MNIST Tutorial

First

Thank you for having an interest in my framework.

In this section, we define Simple MLP with cl-waffe, and train MNIST.

Let's get started!

All the codes below is in Official Repository

After you cloned cl-waffe repos, please run this command:

$ cd ./examples
$ sh ./install.sh ; scripts for downloading training datum.
$ cd ..

$ ./run-test-model.ros mnist

And you can try cl-waffe quickly!

Define Your Model

Define the structure of the network using cl-waffe

defmodel(name args &key (parameters nil) forward (optimize nil) (document An model, defined by cl-waffe))

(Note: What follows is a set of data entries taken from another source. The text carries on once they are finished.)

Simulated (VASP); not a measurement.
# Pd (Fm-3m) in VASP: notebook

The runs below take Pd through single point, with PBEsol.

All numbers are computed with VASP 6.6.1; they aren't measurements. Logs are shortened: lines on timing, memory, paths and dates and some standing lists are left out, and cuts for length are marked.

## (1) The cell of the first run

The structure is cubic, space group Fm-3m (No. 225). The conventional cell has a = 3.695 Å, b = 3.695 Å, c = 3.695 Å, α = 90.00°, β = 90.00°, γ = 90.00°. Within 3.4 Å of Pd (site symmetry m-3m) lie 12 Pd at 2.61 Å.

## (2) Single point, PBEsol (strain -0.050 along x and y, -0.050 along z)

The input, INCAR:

This macro defines a cl-waffe model as name.

At the same time, a constructor name is defined and you can initialize your model like:

(cl-waffe.nn:LinearLayer 100 20) ; => [Model: Linearlayer]

name

Your model and constructor name

args

The arguments of a constructor

parameters

The parameters your model has.

Every time you initialize the model, the parameters are initialized.

Note that defmodel behaves like class.

The arguments are the same as defstruct

Format Example: ((param-name param-initial-value &key (type your-type)))

optimize

when t, your forward slot is defined with (declare (optimize (speed 3)(space 0)(debug 0))). It helps faster training after you ensured debugged.

forward

Define here the forward propagation of your model.

When backward, Automatic differentiation applies.

The defmodel macro is the most basic unit when defining your network in cl-waffe.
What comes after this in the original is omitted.